Last Wednesday I wrote about your summer devotions.
Since then, how many days have you read your Bible?
Did you read anything on Thursday? How about Friday? How about Saturday before Saturation?
Your morning devotional time doesn’t have to be a crazy 3-hour summit every day. Read. Meditate. Pray. Sometimes in that order. Sometimes not.
Reading is often emphasized when we’re talking about devotions, and prayer is often mentioned, too. But what about meditation?
Meditation is the simplest of all of them, I think. All you have to do is stop and think. I like meditation the most because I get to use my imagination. Don’t just read, but meditate.
Stop and think a while about what you’re reading.
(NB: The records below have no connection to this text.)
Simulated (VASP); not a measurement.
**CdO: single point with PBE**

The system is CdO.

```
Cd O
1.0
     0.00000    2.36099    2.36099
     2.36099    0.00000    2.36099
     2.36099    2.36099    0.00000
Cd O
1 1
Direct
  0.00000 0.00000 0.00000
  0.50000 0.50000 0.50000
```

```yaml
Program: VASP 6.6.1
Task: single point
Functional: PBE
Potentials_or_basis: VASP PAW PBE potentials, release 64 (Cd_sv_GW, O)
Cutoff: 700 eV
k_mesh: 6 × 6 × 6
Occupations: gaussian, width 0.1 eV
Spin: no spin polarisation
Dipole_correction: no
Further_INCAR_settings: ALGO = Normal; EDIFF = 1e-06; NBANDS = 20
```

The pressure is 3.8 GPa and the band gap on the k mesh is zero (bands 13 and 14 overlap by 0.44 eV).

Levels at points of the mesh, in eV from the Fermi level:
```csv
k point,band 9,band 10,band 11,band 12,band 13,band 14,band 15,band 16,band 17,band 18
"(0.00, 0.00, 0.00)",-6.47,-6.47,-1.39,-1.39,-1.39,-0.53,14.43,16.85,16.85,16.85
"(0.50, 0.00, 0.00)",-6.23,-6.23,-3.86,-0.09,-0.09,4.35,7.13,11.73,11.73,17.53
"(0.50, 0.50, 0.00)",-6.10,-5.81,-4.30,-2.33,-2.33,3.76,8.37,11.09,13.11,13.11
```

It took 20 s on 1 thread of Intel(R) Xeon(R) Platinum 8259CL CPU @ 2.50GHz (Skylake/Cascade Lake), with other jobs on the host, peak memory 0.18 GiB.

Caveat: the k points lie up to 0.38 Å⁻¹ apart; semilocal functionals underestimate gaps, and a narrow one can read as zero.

Are you in the Old Testament? Meditate on whatever story you’re reading. Pastor’s been preaching about the tabernacle. Hasn’t that been cool? He’s painted the picture of the badger-skin walls, the silver pedestals, and the wash basin and what it took to carry those things through the desert. If you’re reading a story, meditate on it and sit there beside David in the cave, feeling what he’s feeling as he writes a Psalm.
Are you in the New Testament? Imagine yourself as a church member in Ephesus, and Paul’s writing to your church specifically! How cool is that?! Meditate—take time to stop and think—about what’s being said to you.
Sometimes preaching is just teaching you how to meditate. Preaching—like this morning—is taking simple words (just one verse again) and making it come alive.
Do you meditate on Scripture? Try it tomorrow!